State Sen. Dale Fowler

State Sen. Dale Fowler (right) talks about a future Mississippi River port with Chris Masingill, federal co-Chair of the Delta Regional Authority, in May 2017 on the Ohio River levee in Cairo.

CAIRO — It’s been a year of ups and downs for Cairo. A hard deadline was enforced for families relocating out of its dilapidated public housing, but funding for planning and design of a proposed river port was also allocated in the state’s budget.

State Sen. Dale Fowler, R-Harrisburg, has led the charge for the project since being elected in 2016, making regular trips to the southernmost city in the state.

His enthusiasm for the proposed port project, which would bring a massive river port terminal on the western side of Cairo, sounded a lot like other big dreams throughout the struggling city’s history — dreams that ultimately faded out of sight. But, Fowler, against odds, kept the momentum going.

In previous conversations with The Southern, he reported that it is estimated the port could bring close to 1,000 trucks per day to the city, which would also mean other satellite businesses coming to town. This, coupled with a newly announced housing development, could give the city a much-needed boost.

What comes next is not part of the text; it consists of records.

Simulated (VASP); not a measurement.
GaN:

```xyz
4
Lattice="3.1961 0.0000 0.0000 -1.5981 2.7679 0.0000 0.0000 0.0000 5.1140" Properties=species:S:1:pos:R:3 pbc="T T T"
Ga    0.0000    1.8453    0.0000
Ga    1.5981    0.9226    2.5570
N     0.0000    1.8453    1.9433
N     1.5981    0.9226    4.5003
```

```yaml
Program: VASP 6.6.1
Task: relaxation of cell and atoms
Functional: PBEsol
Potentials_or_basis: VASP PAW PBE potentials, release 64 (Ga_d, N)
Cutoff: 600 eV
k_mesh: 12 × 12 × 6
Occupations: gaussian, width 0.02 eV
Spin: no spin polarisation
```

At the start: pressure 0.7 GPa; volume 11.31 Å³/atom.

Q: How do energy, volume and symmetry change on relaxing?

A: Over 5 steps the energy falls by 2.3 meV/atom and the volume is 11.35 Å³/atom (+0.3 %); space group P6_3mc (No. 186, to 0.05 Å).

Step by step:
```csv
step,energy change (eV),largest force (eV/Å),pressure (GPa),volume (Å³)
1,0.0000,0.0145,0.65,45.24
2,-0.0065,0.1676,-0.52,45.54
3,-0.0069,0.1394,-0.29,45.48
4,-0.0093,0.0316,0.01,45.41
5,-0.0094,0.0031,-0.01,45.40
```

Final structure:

Funding has been the biggest challenge. Before the port could even be shopped to potential freight companies and other contractors, design work and other preliminary efforts had to be made, which is why the $1 million allocated in this year’s budget for the project was such a boon.

Fowler said since this time, the movement has stayed in the right direction.

“We’ve had numerous meetings actually since the funds have been allocated we’ve been able to move forward with the design,” he said.

Utilization of the massive trade waters flanking the city has been seen by many as a means of economic revival for Cairo, which has seen a sharp decline since white flight prompted by a tumultuous fight for civil rights took jobs away from the city.

Before the budget money came through, Fowler and other hopefuls for the project were buoyed by a $100,000 donation from Gov. Bruce Rauner's foundation to help in designing marketing materials, which helped bring nearly 20 letters from companies across the country who are interested in using the port in the future.

In May, Todd Ely, a consultant for the project, said should the money be released, it would make the project very viable.

Fowler talked to The Southern Thursday as he made his way to Cairo and said that in the last month there has been a successful meeting with the U.S. Army Corps of Engineers — a group that plays a vital role in river traffic on the Mississippi and Ohio waterways. This was crucial to getting off on the right foot for permitting and moving the project forward.

“If you can’t get your permitting, that delays things,” Fowler said.

While Fowler has had support from outgoing Gov. Bruce Rauner, he said Gov.-elect J.B. Pritzker is expected to pick up the baton. Fowler said this was evident from the moment he talked with Pritzker about taking a seat on the newly created Job Creation and Economic Opportunity Transition Committee.

“Before I had it out my mouth he was already speaking about it,” Fowler said. They were speaking about the economic possibilities in Cairo.

Setting sights to 2019, Fowler said he looks forward to further movement on what he described as Phase 1 of the port project. This will include completing the design and permitting phase and other preliminary steps.

Fowler said he likes to be reserved on his time estimates on these types of projects.

“I think conservatively, 12 months, because it is a process,” he said. However, he hopes it can come through sooner.

Fowler said, fingers crossed, the progress will continue and the port will soon break ground.

“Not one time has the ball started rolling backwards on us,” he said.